Thursday, October 30, 2008

Customer Communication is King -- Sales and Marketing Team Work

It is critical at whatever stage the economy is in, good times or bad times, for your customer messaging to ring true with your target market. If the potential customers you are talking to do not understand what you are trying to convey, then your company is in big trouble. And that is spelled with a capital T. If your salespeople send more than a few percent of their time trying to explain what it is you as a company are trying to convey, you are then not in an optimum sales situation.

I have just a brief example of shaping the message to the target audience. When my son was very young his favorite fast food was a cheeseburger from McDonalds with ketchup and pickles only. He would go with me and tell me he wanted a cheeseburger, but please only ketchup and pickles on it. When I ordered it the way he wanted it ordered the McDonalds clerk would repeat it back multiple times, and with a high degree of certitude my son’s cheeseburger would have either mustard or onions or both on it. This would cause me to trek to the counter to exchange the cheeseburger for one that would meet my son’s standards.

This disconnect in communications got old very fast. McDonalds would always be gracious enough to make another to my son’s specifications, but the hassle quotient was off of the scales.

I started thinking about the issue at night once and determined for a product that contained only a bun, hamburger, cheese, onion, mustard, ketchup and pickle there had to be a better way to communicate my son’s requirements and make the process easier to digest.

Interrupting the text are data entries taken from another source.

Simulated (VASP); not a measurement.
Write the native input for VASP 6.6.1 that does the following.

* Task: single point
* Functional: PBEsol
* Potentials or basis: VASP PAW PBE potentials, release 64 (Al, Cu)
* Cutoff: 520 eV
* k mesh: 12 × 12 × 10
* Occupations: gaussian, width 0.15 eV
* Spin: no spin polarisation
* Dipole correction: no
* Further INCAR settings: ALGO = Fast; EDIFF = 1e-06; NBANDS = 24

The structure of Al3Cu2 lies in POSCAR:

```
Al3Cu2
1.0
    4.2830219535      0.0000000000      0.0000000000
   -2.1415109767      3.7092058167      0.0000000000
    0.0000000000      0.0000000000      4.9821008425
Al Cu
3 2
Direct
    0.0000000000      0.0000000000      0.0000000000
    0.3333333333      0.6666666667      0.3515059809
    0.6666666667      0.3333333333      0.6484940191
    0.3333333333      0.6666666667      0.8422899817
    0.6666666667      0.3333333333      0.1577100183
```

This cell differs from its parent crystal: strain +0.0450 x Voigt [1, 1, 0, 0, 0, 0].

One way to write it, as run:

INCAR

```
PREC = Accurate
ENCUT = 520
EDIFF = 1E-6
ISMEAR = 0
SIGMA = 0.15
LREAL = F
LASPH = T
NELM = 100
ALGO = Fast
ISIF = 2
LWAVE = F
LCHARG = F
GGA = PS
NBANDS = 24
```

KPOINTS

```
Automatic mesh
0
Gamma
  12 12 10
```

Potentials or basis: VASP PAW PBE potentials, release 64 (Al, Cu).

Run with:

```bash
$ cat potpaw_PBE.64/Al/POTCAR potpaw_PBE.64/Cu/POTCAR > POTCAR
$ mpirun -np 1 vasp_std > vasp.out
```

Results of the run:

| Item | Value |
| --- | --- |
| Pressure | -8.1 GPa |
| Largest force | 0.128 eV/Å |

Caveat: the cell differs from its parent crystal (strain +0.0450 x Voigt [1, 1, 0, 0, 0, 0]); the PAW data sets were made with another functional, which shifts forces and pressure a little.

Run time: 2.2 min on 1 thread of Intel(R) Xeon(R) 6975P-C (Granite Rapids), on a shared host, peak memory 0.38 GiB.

I determined that I would order my son’s cheeseburger by what he did not want on it. “One cheeseburger with no onion and no mustard, please.” The clerk would repeat back, “Cheeseburger, no onion and no mustard.” Bingo, the rate of successful ordering for my son’s cheeseburger shot through the roof.
But there was still one small problem. When my son heard me order in the new fashion he would say to me, “But I want pickles and ketchup only on my cheeseburger.” With my son it was very easy to communicate to him that because of the finite number of ingredients only ketchup and pickle on a cheeseburger was exactly the same as no onions and no mustard on a cheeseburger.

My Son was happy, I was happy, the clerk was happy and somewhere Ronald McDonald and the shareholders of McDonalds were happy because the cost of preparing my son’s food had been reduced.

I use the above only as an example of customer communications and how critical it is. Lack of clear communications could be why you lost an account, why your close rate is not as good as your competition, or why you often leave your customers with a dazed and confused look on their face. Talk to your key salespeople and find out if messaging might be getting in the way of representing and selling your company. If it is, then fix it.